Bug in server affecting older BOINC clients with NVIDIA GPUs.

Message boards : News : Bug in server affecting older BOINC clients with NVIDIA GPUs.
Message board moderation

To post messages, you must log in.

1 · 2 · 3 · 4 . . . 7 · Next

AuthorMessage
Eric Korpela Project Donor
Volunteer moderator
Project administrator
Project developer
Project scientist
Avatar

Send message
Joined: 3 Apr 99
Posts: 1382
Credit: 54,506,847
RAC: 60
United States
Message 1271871 - Posted: 17 Aug 2012, 5:37:11 UTC
Last modified: 17 Aug 2012, 5:38:33 UTC

We've identified a bug in the current BOINC server that is online at SETI@home. With older BOINC clients this bug results in running multiple SETI@home GPU applications simultaneously on a single GPU.

While we debug and fix the problem we've suspended distribution of NVIDIA work. We hope that everything will be back to normal some time tomorrow.
@SETIEric@qoto.org (Mastodon)

ID: 1271871 · Report as offensive
robertmiles
Volunteer tester

Send message
Joined: 16 Jan 12
Posts: 213
Credit: 4,117,756
RAC: 6
United States
Message 1271877 - Posted: 17 Aug 2012, 6:34:52 UTC - in response to Message 1271871.  
Last modified: 17 Aug 2012, 6:35:21 UTC

Do the multiple workunits use some same resource of the GPU or interfere in some other way? Some BOINC projects seem to let two or more OpenCL GPU workunits, but not multiple CUDA GPU workunits, share a single GPU after checking that they are not assigned any of the same resources within the GPU.
ID: 1271877 · Report as offensive
Profile Francesco Forti
Avatar

Send message
Joined: 24 May 00
Posts: 334
Credit: 204,421,005
RAC: 15
Switzerland
Message 1271902 - Posted: 17 Aug 2012, 8:13:59 UTC

Last week I had same problem but with boinc 7.0.28 and lunatics v0.40 32 bit.
As soon I had tried to run two instance of GPU task on a new GT 640 (driver 301.42) using count 0.5 I get 80 instance of GPU running and I had to deinstall adnd reinstall everithing. Other hosts, with older GTX cards, are also abbe to run two instances.

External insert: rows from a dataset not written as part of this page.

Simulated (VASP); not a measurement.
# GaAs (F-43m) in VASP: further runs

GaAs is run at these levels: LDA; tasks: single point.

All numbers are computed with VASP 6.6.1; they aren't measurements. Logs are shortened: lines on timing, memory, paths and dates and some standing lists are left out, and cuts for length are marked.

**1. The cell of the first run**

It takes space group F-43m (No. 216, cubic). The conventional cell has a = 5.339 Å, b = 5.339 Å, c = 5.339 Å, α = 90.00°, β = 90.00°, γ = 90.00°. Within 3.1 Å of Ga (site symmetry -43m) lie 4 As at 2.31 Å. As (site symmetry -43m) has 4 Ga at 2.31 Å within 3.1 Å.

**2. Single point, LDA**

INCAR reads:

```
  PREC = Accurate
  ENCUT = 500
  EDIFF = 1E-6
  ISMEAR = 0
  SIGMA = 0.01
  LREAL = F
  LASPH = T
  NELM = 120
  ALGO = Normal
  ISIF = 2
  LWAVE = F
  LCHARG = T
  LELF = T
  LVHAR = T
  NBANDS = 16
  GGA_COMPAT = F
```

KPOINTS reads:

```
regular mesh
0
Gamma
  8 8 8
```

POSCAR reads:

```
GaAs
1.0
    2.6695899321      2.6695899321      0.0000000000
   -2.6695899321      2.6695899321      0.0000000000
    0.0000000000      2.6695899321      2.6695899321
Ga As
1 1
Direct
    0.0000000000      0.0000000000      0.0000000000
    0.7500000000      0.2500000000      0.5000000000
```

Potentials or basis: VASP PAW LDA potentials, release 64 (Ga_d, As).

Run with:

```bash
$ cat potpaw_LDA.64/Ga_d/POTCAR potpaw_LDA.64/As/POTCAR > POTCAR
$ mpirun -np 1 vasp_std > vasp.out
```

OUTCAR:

ID: 1271902 · Report as offensive
Shakir

Send message
Joined: 14 Aug 99
Posts: 3
Credit: 90,452,595
RAC: 93
Germany
Message 1271920 - Posted: 17 Aug 2012, 9:22:23 UTC - in response to Message 1271902.  
Last modified: 17 Aug 2012, 9:24:46 UTC

I have a Notebook where this problem occoures.
It isnt a Problem starting more threads on the GPU, the bigest Problem in my case is, the 10 Setis on the GPU use around 2 gig ram and the NB is 100% in swap mode. I cant deactivate the GPU calculation either. Well, there are 8 regular CPU Setis working, so the system hit against the 4 gig ram wall.
I have to deaktivate calculation until this issue is fixed.

Thanks for working on it.
ID: 1271920 · Report as offensive
Eric Korpela Project Donor
Volunteer moderator
Project administrator
Project developer
Project scientist
Avatar

Send message
Joined: 3 Apr 99
Posts: 1382
Credit: 54,506,847
RAC: 60
United States
Message 1272118 - Posted: 17 Aug 2012, 15:59:37 UTC - in response to Message 1271877.  
Last modified: 17 Aug 2012, 16:00:04 UTC

Do the multiple workunits use some same resource of the GPU or interfere in some other way?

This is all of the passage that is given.